What Does Momentum Depend On? Mass and Velocity

Momentum depends on two things: an object’s mass and its velocity. The formula is simple: momentum equals mass times velocity (p = mv). A heavier object has more momentum, and a faster object has more momentum. Double either one, and you double the momentum.

Mass and Velocity: The Two Factors

Momentum is directly proportional to both mass and velocity. A 2,000-kilogram car traveling at 15 meters per second has twice the momentum of a 1,000-kilogram car moving at the same speed. Likewise, a car going 30 m/s has twice the momentum of the same car going 15 m/s. This straightforward relationship is what makes momentum useful for predicting what happens when objects collide, slow down, or speed up.
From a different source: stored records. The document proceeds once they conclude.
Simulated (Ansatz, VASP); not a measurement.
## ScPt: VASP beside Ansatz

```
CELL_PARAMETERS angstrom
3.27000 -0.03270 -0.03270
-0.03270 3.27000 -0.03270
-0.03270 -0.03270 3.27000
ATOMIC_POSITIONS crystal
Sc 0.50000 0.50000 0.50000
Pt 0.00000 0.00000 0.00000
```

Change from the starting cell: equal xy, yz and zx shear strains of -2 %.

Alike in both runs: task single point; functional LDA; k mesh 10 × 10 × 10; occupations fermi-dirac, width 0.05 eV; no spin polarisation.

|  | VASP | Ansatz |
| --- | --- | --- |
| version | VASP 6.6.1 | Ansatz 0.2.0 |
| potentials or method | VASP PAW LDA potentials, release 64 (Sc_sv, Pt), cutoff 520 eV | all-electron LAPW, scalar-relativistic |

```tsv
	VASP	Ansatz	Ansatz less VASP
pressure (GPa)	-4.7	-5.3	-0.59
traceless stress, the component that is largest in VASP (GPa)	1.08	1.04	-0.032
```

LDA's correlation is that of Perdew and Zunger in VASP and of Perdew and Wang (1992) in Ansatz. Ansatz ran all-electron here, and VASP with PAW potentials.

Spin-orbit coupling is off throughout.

The standard unit of momentum in physics is the kilogram-meter per second (kg·m/s). If you know an object’s mass in kilograms and its speed in meters per second, multiplying them gives you its momentum in those units.

Direction Matters

Momentum is a vector quantity, meaning it has both a size and a direction. The direction of an object’s momentum is always the same as the direction of its velocity. A ball rolling east has eastward momentum; if it bounces off a wall and heads west, its momentum has reversed direction even if its speed stays the same.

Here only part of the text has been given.